HashiCorp Consul uses SWIM for member failure detection and gossip-based dissemination. Amazon Dynamo pioneered phi accrual in production. Kubernetes uses simple heartbeat probes—tune failureThreshold and periodSeconds per workload.

Gossip protocol

Gossip (epidemic) protocols spread information probabilistically—each node periodically shares state with random peers. Eventually every node converges without central coordination.

flowchart LR
  A[Node A\nstate v3] -->|push/pull| B[Node B]
  B -->|push/pull| C[Node C]
  C -->|push/pull| D[Node D]
  D -->|push/pull| A
  B -.->|anti-entropy| D

Properties

  • O(log n) convergence — information spreads exponentially with rounds
  • Fault tolerant — no single point of failure; works with partial connectivity
  • Eventually consistent — nodes may have stale views temporarily
  • Bandwidth efficient — small periodic messages vs full mesh broadcast

Use cases

System Gossip carries
Cassandra Cluster membership, schema versions, failure suspicion
Consul Member list, health status, coordinate updates (Serf library)
Redis Cluster Slot map, node failures (cluster bus gossip)
DynamoDB Membership and hint handoff (Dynamo heritage)
⚖️ Trade-off

Gossip is wrong when you need immediate consistency—use Raft/etcd for authoritative state. Gossip excels for membership, health dissemination, and soft state that self-heals on convergence.

CRDTs — conflict-free replicated data types

CRDTs are data structures that merge concurrent updates without coordination—mathematically guaranteed to converge. Power collaborative apps where offline edits and partition tolerance matter more than strong consistency.

Two families

Family Mechanism Examples Trade-off
State-based (CvRDT) Merge full state with join function G-Counter, PN-Counter, G-Set Large state transfer on sync
Operation-based (CmRDT) Replay commutative operations OT (operational transform), RGA Requires reliable causal delivery

Common CRDT types

CRDT Behavior Use case
G-Counter Grow-only counter per node; merge = max per slot View counts, analytics (eventual accuracy)
PN-Counter Increment + decrement counters Inventory with adds/removes
LWW-Register Last-write-wins by timestamp Simple key-value; tombstone deletes
OR-Set Observed-remove set; add wins over remove if concurrent Collaborative tag lists, participant sets
RGA / LSEQ Sequence CRDT for text/list positions Collaborative text editing

Real-world use cases

Figma uses CRDTs (and custom conflict resolution) for multiplayer design editing—multiple designers move objects simultaneously; merges happen locally without a central lock. Offline edits sync on reconnect.

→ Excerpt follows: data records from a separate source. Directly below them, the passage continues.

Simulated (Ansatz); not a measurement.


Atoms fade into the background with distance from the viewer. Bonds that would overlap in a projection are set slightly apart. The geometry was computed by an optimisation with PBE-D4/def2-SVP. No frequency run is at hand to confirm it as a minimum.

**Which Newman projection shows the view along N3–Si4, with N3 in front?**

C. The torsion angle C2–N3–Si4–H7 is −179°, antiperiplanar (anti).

Notion applies CRDT-inspired techniques for block-level collaborative editing—each block is independently mergeable; operational transforms handle rich text within blocks. Mobile offline mode queues operations that merge on sync.

flowchart TB
  subgraph clientA [Designer A — offline]
    A1[Move icon x+10]
    A2[Add rectangle]
  end
  subgraph clientB [Designer B — online]
    B1[Move icon y+5]
    B2[Change color blue]
  end
  Merge[CRDT merge\ncommutative join]
  State[Converged document\nboth edits preserved]

  A1 & A2 --> Merge
  B1 & B2 --> Merge
  Merge --> State
📦 Real World

Apple Notes and Google Docs use OT (Operational Transformation) rather than pure CRDTs— similar goal, different math. Redis CRDT (Enterprise) provides CRDT data types for multi-master replication. Automerge is an open-source CRDT library for JSON documents.

🏆 Senior Signal

"Collaborative editor: CRDT or OT for conflict-free merge, WebSocket for real-time sync, optional central server for persistence. Trade strong consistency for availability under partition—users prefer merged edits over error dialogs. Figma/Notion proved this at scale."

🎯 Interview Tip

If asked "design Google Docs": mention OT/CRDT for text merge, WebSocket fan-out, version vectors for causality, and S3/database for snapshot persistence. Don't propose single-leader locking for every keystroke.